There were only about three blogs I saw on this on all of ActiveRain since this was signed into law on the 9
th of this month. The headline catch is that mortgage insurance premiums will be tax deductible in 2007, but wait, there's quite a catch.
Firstly, the full deduction is only available to those who make $100,000 or less. Also, and this disqualifies so many in that category, it doesn't help if the taxpayer doesn't itemize and instead takes the standard deduction. The article I read on it quotes an economist (yes, they even do this simple folk practical kind of math sometimes) as determining that this requires a loan of at least $130,000 (to have enough interest expense to make itemizing more valuable than taking the standard deduction) and also that this then makes this really only available to people that make between $50,000 and $100,000 (implied but not stated in this last bit is that anyone making less than $50,000 can't qualify for or afford a mortgage over $130,000). At least nobody can say that this administration isn't doing anything for the "average Joe", since that's clearly who benefits most from this legislation.

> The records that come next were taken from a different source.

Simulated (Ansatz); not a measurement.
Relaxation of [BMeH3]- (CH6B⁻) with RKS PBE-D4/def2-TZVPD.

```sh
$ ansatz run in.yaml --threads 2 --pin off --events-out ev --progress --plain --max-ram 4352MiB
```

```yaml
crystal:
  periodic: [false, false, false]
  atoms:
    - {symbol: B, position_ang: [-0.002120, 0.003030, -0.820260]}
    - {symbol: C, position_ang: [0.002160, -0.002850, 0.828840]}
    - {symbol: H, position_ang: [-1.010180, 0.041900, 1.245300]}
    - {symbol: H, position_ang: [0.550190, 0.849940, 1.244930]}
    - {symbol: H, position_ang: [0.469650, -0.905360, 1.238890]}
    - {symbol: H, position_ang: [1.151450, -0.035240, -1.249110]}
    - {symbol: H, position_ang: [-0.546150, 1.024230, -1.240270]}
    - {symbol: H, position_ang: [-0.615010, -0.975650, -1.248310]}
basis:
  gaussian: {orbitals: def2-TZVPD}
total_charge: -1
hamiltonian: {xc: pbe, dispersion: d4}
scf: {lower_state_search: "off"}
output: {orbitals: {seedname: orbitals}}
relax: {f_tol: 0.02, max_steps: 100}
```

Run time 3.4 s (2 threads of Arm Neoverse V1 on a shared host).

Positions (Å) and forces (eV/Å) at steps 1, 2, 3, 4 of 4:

The mortgage insurance industry supposedly thinks this will save American homeowners $91 million next year. Based on the framework of my last paragraph, I highly doubt it. That said, for someone who fits within that framework, there is not only a benefit, but a very important consideration for how to finance a home, whether a new home a refinancing: it may be more cost effective now to do a 90% LTV loan than an 80/10 structure that avoids the mortgage insurance by keeping the first mortgage under 80% (the threshold at which mortgage insurance becomes required by the lenders). For those who have clients putting very little down (5%, 10%, 15%) this is something to make sure they explore, before their mortgage guy just puts them into a less tax efficient 80/10 or similar structure. Of course, if you are a mortgage broker, this is a good thing to present to your clients to look smart and save them money, and maybe even save yourself some hassle by just doing one loan instead of two.
By the way, the law has to be renewed next year to be in effect for 2008, so there is a risk, even for those that do qualify, that if the law isn't renewed for some reason and they are a year from now in a loan with mortgage insurance based on this calculation, that they are stuck (interest rates are likely going to be higher) with no more deduction and a loan they would have done differently. I think it seems likely to be renewed, but I don't know if I would feel as good about it if I was in the category of those that make a decision based on getting this deduction.